The three factors were set as follows (Table 2):

• Deposition patterns for the top and the bottom layers (−1—lines, 0—rectilinear, 1—concentric),
• Deposition speed (30 mm/s, 40 mm/s, 50 mm/s),
• Layer height (0.1 mm, 0.15 mm, 0.2 mm).

2.2. Tribological Test Setup

The wear tests were developed according to the torque transmission of a cylindrical gear assembly for a vertical-articulated robot (joint shaft), whose geometric characteristics are detailed in

Table 3. Geometrical specification of the gear application.

Geometric Parameters	Values
Number of teeth	41
Module	1.25 mm
Pressure angle	20°
Type of gearing	External
Tip diameter	53.750 mm
Pitch diameter	51.250 mm
Pressure angle	20° mm
Width	13 mm
Shaft mounting diameter	10 mm

and Figure 4. Friction coefficients were determined using a CSM Instruments THT pin-on-disc tribometer (Freiburg in Breisgau, Germany), as illustrated in Figure 3 and data acquisition was made by using the InstrumX Software, version 6.0 (CSM Instruments, Peseux, Switzerland).

The friction pair consisted of a 30 mm diameter disc made from PET-CF material and a 4 mm cube of AISI 4130 alloy steel, simulating a gear assembly composed of these materials. Tribological tests were conducted under the following conditions: a normal load of 10 N, producing a contact pressure equivalent to the Hertzian pressure in gears (0.613 MPa, Equation (2)) when considering a nominal torque generated by a 250 W electric motor operating at 575 RPM; a friction distance of 250 m and a linear speed of 0.60 m/s. All tests were performed at room temperature (20 °C) in ambient air with 48% relative humidity.
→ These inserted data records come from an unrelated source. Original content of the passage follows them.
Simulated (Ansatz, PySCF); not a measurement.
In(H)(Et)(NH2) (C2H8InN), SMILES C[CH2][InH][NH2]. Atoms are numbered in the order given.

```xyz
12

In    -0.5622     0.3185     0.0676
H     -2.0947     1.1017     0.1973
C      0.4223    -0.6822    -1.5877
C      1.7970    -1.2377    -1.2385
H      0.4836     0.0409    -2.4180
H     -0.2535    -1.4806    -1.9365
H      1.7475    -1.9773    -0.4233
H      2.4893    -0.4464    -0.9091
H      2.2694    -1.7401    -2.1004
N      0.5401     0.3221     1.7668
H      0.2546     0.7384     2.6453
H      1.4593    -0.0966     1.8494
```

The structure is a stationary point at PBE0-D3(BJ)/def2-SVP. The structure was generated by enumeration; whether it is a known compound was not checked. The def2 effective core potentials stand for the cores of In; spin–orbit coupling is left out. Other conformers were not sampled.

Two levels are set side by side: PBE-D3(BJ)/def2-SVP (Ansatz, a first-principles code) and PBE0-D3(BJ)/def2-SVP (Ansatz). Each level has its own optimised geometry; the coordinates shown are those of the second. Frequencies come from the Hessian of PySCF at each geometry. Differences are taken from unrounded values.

$${\sigma }_H=\sqrt{{\displaystyle \frac{F_n}{l_k}}·{\displaystyle \frac{1}{\rho }}·{\displaystyle \frac{1}{\pi \left(\frac{1-{\vartheta }_1^2}{E_1}+\frac{1-{\vartheta }_2^2}{E_2}\right)}}}$$

(2)

where

• σ_H = Hertzian contact stress or maximum contact pressure (in Pascals, Pa);
• F_n = Normal force applied to the surfaces (in Newtons, N);
• l_k = Contact width or length (in meters, m);
• ρ = Equivalent radius of curvature at the contact point (in meters, m); this depends on the curvature of both contacting bodies;
• ν₁\ν₂ = Poisson’s ratios of the two contacting materials (PET-CF and AISI 4130 alloy steel), dimensionless constants representing the material’s ability to expand or contract laterally when compressed;
• E₁/E₂ = Young’s moduli of the two contacting materials (in MPa).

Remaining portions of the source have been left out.